Eisenstein and colleagues used statistical analysis techniques to work out how these urban centres influence each other – to tease out the network across which linguistic innovations like “af”, “bruh” or “-__-“catch on. The result is a map of the USA showing not just how these phrases spread between population centres, but what the direction of that influence is.
What, then, are the characteristics that make an MSA likely to spawn successful neologisms? It’s well established that Twitter has a higher rate of adoption among African Americans than other ethnic groups, and so it perhaps isn’t surprising that they now find that innovation centres, as well as being highly populated, have a higher proportion of African Americans, and that similarity of racial demographic can make two urban centres more likely to be linked in the influence network. There is a long history of adoption of African American slang (cool, dig, rip off) in mainstream US culture, so these findings agree with what we might expect.

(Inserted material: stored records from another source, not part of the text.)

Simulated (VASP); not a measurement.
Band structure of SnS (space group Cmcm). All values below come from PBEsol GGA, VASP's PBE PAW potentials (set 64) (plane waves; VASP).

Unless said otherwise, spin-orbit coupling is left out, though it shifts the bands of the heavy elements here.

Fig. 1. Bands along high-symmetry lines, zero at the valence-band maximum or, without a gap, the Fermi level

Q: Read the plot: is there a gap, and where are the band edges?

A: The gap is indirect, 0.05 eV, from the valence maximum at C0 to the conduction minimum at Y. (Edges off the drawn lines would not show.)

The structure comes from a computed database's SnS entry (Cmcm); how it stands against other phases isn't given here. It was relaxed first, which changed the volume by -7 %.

But these are still early days, and the researchers – who hope to present their preliminary findings at a workshop on Social Network and Social Media Analysis in December organised by the Neural Information Processing Systems Foundation – anticipate that they will eventually be able to identify more nuances of influence in the data. The real point at this stage, however, is the method. Twitter and other social media offer records of language mutating in real time and space: an immense and novel resource that, while no doubt subject to its own unique quirks, can offer linguists the opportunity to explore how our words and phrases arise from acts of tacit cultural negotiation.